Four European Union countries have launched a new joint defense initiative that foresees a command structure independent of NATO. The four nations are Germany, France, Belgium, and Luxembourg -- all of which opposed the U.S.-led war in Iraq. The initiative has ruffled the feathers of the United States, which says it could weaken the tried-and-tested trans-Atlantic alliance. But it's not yet clear whether the new move represents an important new development, or whether it will just add to the already confused picture of EU defense efforts, RFE/RL reports.
Prague, 22 May 2003 (RFE/RL) -- The Germans have a wonderfully descriptive title for a military bureaucrat -- "schreibtisch hengst." It means "desk stallion" and would typically be used to describe a staff officer who devises bold strategies at his desk that are then left to the mud-spattered troops in the field to translate into action.
Up till now, the European Union's common security policy has had some of the characteristics of the "schreibtisch" officer -- much paperwork and bold intentions, but little change in military realities on the ground.
However, there has been fresh movement on the issue this week. Defense ministers from the European Union said the bloc's new rapid-reaction force is ready to take on peacekeeping operations, even though it remains limited in its capabilities. A small peacekeeping contingent is already operating in Macedonia.
At a Brussels ministerial meeting, British Defense Secretary Geoff Hoon said the force, envisioned as comprising 60,000 troops, is still months away from meeting its goal of being able to deploy fully within 60 days. It suffers from lack of essential equipment, such as heavy airlift capabilities and intelligence-gathering resources. EU members have pledged to make up those deficits rapidly.
Several years have passed since French President Jacques Chirac and British Prime Minister Tony Blair agreed at a bilateral summit in Brittany that the EU should develop its own defense capability. Most of the intervening time has been taken up with wrangles with NATO member Turkey over access to NATO military planning facilities.

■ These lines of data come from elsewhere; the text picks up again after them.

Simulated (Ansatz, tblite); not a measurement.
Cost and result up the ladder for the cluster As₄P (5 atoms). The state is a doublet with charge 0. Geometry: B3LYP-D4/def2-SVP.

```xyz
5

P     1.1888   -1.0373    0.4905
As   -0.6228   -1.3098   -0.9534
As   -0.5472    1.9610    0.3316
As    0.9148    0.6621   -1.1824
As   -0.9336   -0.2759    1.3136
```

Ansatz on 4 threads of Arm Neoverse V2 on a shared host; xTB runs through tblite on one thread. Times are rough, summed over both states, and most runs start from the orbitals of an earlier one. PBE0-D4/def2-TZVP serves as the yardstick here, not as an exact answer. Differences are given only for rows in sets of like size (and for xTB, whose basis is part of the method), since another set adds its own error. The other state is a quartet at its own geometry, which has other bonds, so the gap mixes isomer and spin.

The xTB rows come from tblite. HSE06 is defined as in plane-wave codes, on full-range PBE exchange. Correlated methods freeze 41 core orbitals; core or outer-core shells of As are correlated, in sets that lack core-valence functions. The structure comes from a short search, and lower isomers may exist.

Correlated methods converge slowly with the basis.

The United States and Britain worked -- in the end, successfully -- to ensure the EU force would be integrated into NATO planning to avoid duplication of effort, but also, on a political level, to prevent it from going off on adventures of its own.
Now, in a separate development, four EU member states have broken with that concept. The four, which opposed the U.S.-led war in Iraq, are Germany, France, Belgium, and Luxembourg. They agreed at a summit last month to create a multinational headquarters next year and to establish the "nucleus of a collective operational planning and command" center.
The command center would be located in Tervueren, a forested area on the outskirts of Brussels, and would be separate from NATO, headquartered on the other side of Brussels, at Evere.
Dan Keohane, a London-based security analyst at the Center for European Reform, says, "This idea of a separate operational planning headquarters is extremely controversial, particularly as it comes so soon after the EU finally reached formal agreement with NATO [on the use of planning facilities]."
Keohane says it's clear that part of the motivation is political. The four countries, however, deny they want to distance themselves from the U.S.-dominated NATO and say they hope other EU countries will join their initiative.
Another analyst, Ian Kemp of the Jane's military publishing group, also says trans-Atlantic tensions are at the heart of the matter.
"Clearly, this was in part a political reaction to the split which developed within the European Union and within the European members of NATO as a result of the Iraqi crisis. And clearly the danger -- as perceived by those EU members and European NATO members who were not involved -- is the development of another grouping inside the European Union and inside NATO," Kemp says.
Both analysts tend to doubt, however, that the "Gang of Four" -- as the Franco-German grouping has been called -- will press their independence-minded initiative far enough to cause an open breach with the United States or its closest ally, Britain.
Kemp notes the decades of bonding between the United States and Western Europe: "It's highly unlikely [to cause a breach]. All of these nations have multiple commitments to NATO and to the European Union. They are integrated into formations within NATO. For instance, the most obvious instance of this would be the Dutch-German corps, elements of which are now commanding the [security] operation in Afghanistan."
Keohane says there is, in any event, a case to be made in the long run in favor of the EU having its own independent military operational planning capabilities, so that it can deal with situations in which NATO no longer wants to be involved, such as the Balkans. He notes tentative moves within NATO to give the alliance a global role rather than a purely European sphere of activity.
Alternately, Keohane suggests that Germany and France may even be inclined to let their initiative stagnate from now on, in so far as the main drive for the 29 April summit was Belgian Prime Minister Guy Verhofstadt, who was facing an election and wanted to ride a popular wave of opposition to the Iraq war.
Keohane says they could possibly be persuaded to give up the idea of an independent command structure in return for pro-integration moves by other EU powers.
"For example, if they could convince the British to sign up to more pooling of military capabilities, that would be seen as a major development for improving the military effectiveness of EU capabilities," Keohane says.
He says the creation of an EU air transport command is something the French and Germans have been particularly keen on, but the British have held back for fear that too great a force commitment to the EU could decrease their ability to operate in conjunction with U.S. military forces.